If you search for "pthread" in thread.c, there are not many instances. Same 
goes for thread.h. From what I understand windows threading, it would be less 
than 10 minutes job to #ifdef the pthread related part on either file.

It is just that I have not played with windows threading and nor I am inclined 
to...;-)

> 
> o I would desire a more highly abstracted/portable interface which
> allows for different threading and synchronization primitives to be
> used.  Current implementation is tightly coupled to pthreads. 
> Furthermore, on platforms such as Solaris, I would hope it would easily
> allow for plugging in its native threading primitives which are touted
> to be much more efficient than pthreads on said platform.

Same as above. If there can be two cases separated with #ifdef, there can be 
more.. But what is important is to have a thread that can be woken up as and 
when required with any function desired. That is the basic idea.

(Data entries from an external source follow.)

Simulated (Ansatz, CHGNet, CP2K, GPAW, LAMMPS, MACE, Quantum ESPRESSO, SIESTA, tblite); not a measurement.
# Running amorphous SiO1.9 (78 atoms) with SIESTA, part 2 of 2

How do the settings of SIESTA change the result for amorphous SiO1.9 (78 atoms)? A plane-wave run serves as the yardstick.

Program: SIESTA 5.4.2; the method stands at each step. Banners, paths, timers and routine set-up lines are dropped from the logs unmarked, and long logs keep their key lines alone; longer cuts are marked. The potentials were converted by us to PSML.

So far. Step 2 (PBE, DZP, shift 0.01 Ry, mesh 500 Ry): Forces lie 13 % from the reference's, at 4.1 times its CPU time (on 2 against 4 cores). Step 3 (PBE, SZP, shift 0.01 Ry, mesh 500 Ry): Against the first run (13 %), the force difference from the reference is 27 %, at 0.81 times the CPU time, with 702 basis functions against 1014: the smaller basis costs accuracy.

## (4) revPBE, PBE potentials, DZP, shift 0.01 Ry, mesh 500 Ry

> o Code is not commented.  I would hope that adding new code for
> something as important as threading would be commented.

Agreed. 
> o Code is fairly trivial and does not address other primitives
> (semaphores, mutexs, conditions, TSS, etc) portably which would be
> required for anything but the most trivial of threaded work.  This is
> especially true in such an application where data IS the application. 
> As such, you must reasonably assume that threads need some form of
> portable serialization primitives, not to mention mechanisms for
> non-trivial communication.

I don't get this. Probably I should post a working example. It is not threads 
responsibility to make a function thread safe which is changed on the fly. The 
function has to make sure that it is thread safe. That is altogether different 
effort..
> o Does not address issues such as thread signaling or status reporting.

From what I learnt from pthreads on linux, I would not mix threads and signals. 
One can easily add code in runner function that disables any signals for thread 
while the thread starts running. This would leave original signal handling 
mechanism in place.

As far as status reporting is concerned, the thread sould be initiated while 
back-end starts and terminated with backend termination. What is about status 
reporting?
> o Pool interface is rather simplistic.  Does not currently support
> concepts such as wake pool, stop pool, pool status, assigning a pool to
> work, etc.  In fact, it's not altogether obvious what the capabilities
> intent is of the current pool implementation.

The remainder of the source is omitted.